Hypocrites

John 17:12 “While I was with them, I kept them in your name, which you have given me. I have guarded them, and not one of them has been lost except the son of destruction, that the Scripture might be fulfilled.”

How often have you heard someone give this excuse for why they don’t attend church or why they aren’t Christians: it’s because of the hypocrites that do attend church? The argument goes like this: “If ‘so and so’ is a Christian, then who needs Christianity, because I’m at least as good as that guy?!” And it is a fact that there really are some scoundrels and hypocrites that attend church. There are some really evil people that call themselves Christians. How many of the slave owners who abused their slaves in the South were good church-goers? How often have you seen people who act one way while they’re within the walls of a church but an entirely different way within the walls of their own home or when they are with their unchurched friends? I know how it is, for I was once one of those people (and sometimes I still am). It’s not good, but it’s the truth. 

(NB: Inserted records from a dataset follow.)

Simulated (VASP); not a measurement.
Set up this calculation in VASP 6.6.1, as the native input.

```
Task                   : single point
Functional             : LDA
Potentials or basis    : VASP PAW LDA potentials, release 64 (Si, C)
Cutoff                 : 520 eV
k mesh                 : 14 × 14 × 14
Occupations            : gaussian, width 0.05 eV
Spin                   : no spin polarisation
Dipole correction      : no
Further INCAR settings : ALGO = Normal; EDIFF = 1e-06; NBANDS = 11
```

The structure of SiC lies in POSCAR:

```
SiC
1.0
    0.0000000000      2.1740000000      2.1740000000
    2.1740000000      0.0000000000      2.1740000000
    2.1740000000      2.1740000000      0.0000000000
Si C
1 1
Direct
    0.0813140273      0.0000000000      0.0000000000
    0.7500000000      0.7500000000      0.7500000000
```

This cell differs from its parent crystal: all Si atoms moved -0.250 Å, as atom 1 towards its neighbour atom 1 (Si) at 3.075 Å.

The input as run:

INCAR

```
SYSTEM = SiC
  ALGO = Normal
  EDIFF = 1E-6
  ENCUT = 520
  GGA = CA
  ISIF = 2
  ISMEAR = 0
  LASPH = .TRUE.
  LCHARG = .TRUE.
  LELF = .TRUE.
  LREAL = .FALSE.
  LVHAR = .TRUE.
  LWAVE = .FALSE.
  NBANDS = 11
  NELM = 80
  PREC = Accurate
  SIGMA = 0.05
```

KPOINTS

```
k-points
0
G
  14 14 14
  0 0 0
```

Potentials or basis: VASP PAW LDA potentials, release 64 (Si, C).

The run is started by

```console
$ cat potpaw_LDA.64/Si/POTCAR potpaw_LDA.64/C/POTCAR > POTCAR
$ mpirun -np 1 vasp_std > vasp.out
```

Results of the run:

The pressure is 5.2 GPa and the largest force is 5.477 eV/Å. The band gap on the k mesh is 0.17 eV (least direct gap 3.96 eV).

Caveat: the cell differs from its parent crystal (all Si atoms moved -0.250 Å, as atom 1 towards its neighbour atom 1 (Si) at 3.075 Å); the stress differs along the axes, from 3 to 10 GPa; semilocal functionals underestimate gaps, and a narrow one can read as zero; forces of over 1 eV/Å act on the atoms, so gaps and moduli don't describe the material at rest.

However, that should never be the justification for not following Christ and whenever each of us stand before Him someday, such an excuse just won’t wash. You see, just as there are hypocrites in the church today, Jesus had a despicable hypocrite within His own inner circle. And not only did He have a hypocrite with Him day in and day out, He knew the truth about Him all the while. We see this truth spoken about elsewhere in the account of the tares among the wheat (Matthew 13:25) and the goats among the sheep (Matthew 25:32). God always has His reasons for why He allows these situations to occur. In the account of Judas, we know that it was prophesied hundreds of years before that there would be one of Jesus’ own inner circle who would one day betray Him unto death. It was God’s design – turning the despicable actions of an evil person for His own good purposes – to Judas’ eternal loss, but for the rest of the world’s eternal gain. 

Another reason we know God allows impostors to be part of the church is that to uproot them can sometimes be more detrimental to the body of believers than to root them out. In the account of the tares among the wheat (i.e., unbelievers among the believers) in Matthew 13 Jesus said, concerning the idea of removing them now, “No; for while you are gathering up the tares, you may uproot the wheat with them. Allow both to grow together until the harvest; and in the time of the harvest I will say to the reapers, ‘First gather up the tares and bind them in bundles to burn them up; but gather the wheat into my barn.’” 

In allowing the evil to be mixed among the good, God may be demonstrating His patience by giving the evil time to repent. At other times, God tests and refines believers as they are subjected to the persecution and evil influence of those who are pawns of the enemy. Surely, God always has His reasons, though we may not know them at the time. In any event, whenever a person justifies His sin by pointing to “so-called believers” who are sinners just like them, they are actually showing that they would rather follow the example of Judas, who also rejected Christ, then the example of Christ, who was perfectly righteous and holy in spite of the treachery of the one who betrayed Him. 

So, whose side would you rather be on: that of false disciple Judas, the one among the twelve, or that of the other 11, who were true followers of Christ? The choice has always been the same: the Judas choice or the way of God. Which one will we follow? Just as in the Old Testament Joshua was one of the few of all in Israel who truly followed God, so we must decide today what we will do in the face of so much unbelief that is all around us. May we, like Joshua in the Old Testament, and 11 of the 12 disciples in the New, have the wisdom to say that no matter what anyone else does “as for me and my house, we will serve the Lord” (Joshua 24:15).